Question

1. A coin-operated drink machine was designed to discharge a mean of 7 ounces of coffee per cup. In a test of the machine, the discharge amounts in 13 randomly chosen cups of coffee from the machine were recorded. The sample mean and the sample standard deviation were 7.08 ounces and 0.22 ounces, respectively. If we assume that the true amounts are normally distributed, is there enough evidence, at the 0.1 level of significance, to conclude that the true mean discharge, µ, differs from 7 ounces? Carry your intermediate computations to at least three decimal places.

Answer 1

Answer:

No, at the 0.1 level of significance, there is not enough evidence to conclude that the true mean discharge, µ, differs from 7 ounces.

Step-by-step explanation:

We are given that a coin-operated drink machine was designed to discharge a mean of 7 ounces of coffee per cup. In a test of the machine, the discharge amounts in 13 randomly chosen cups of coffee from the machine were recorded.

The sample mean and the sample standard deviation were 7.08 ounces and 0.22 ounces, respectively.

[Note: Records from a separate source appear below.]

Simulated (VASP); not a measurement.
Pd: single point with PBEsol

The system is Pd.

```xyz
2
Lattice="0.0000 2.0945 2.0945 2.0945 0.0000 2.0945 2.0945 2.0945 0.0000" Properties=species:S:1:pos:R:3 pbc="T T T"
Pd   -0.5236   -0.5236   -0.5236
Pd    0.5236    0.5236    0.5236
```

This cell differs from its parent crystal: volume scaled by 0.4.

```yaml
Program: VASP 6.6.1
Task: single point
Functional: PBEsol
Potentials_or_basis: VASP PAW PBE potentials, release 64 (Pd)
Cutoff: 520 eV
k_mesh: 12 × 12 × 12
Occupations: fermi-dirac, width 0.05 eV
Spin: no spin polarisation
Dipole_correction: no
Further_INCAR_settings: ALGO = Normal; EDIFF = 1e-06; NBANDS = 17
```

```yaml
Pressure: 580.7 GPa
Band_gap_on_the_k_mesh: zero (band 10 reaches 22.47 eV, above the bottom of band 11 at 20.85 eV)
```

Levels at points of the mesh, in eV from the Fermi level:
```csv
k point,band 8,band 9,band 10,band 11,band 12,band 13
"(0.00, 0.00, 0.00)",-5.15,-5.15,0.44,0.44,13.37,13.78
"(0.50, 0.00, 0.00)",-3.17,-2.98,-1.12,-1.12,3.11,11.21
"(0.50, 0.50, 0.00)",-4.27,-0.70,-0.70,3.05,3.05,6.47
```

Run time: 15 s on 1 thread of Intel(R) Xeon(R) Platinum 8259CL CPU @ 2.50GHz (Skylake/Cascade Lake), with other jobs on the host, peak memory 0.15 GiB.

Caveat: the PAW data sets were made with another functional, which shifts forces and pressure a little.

Let $\mu$ = true mean discharge amount

SO, Null Hypothesis, $H_0$ : $\mu$ = 7 ounces  {means that the true mean discharge, µ, does not differs from 7 ounces}

Alternate Hypothesis, $H_a$ : $\mu \neq$ 7 ounces  {means that the true mean discharge, µ, differs from 7 ounces}

The test statistics that will be used here is One-sample t test statistics because we don't know about the population standard deviation;

                T.S.  =  $\frac{\bar X -\mu}{{\frac{s}{\sqrt{n} } } }$  ~ $t_n_-_1$

where,  $\bar X$ = sample mean discharge amount = 7.08 ounces

              s = sample standard deviation = 0.22 ounces

              n = sample of coffee cups = 13

So, test statistics  =  $\frac{7.08-7 }{{\frac{0.22}{\sqrt{13} } } }$  ~ $t_1_2$

                               =  1.311

Now at 0.1 significance level, the t table gives critical values between -1.782 and 1.782 at 12 degree of freedom for two-tailed test. Since our test statistics lies within the range of critical values of t so we insufficient evidence to reject our null hypothesis as it will not fall in the rejection region.

Therefore, we conclude that the the true mean discharge, µ, does not differs from 7 ounces.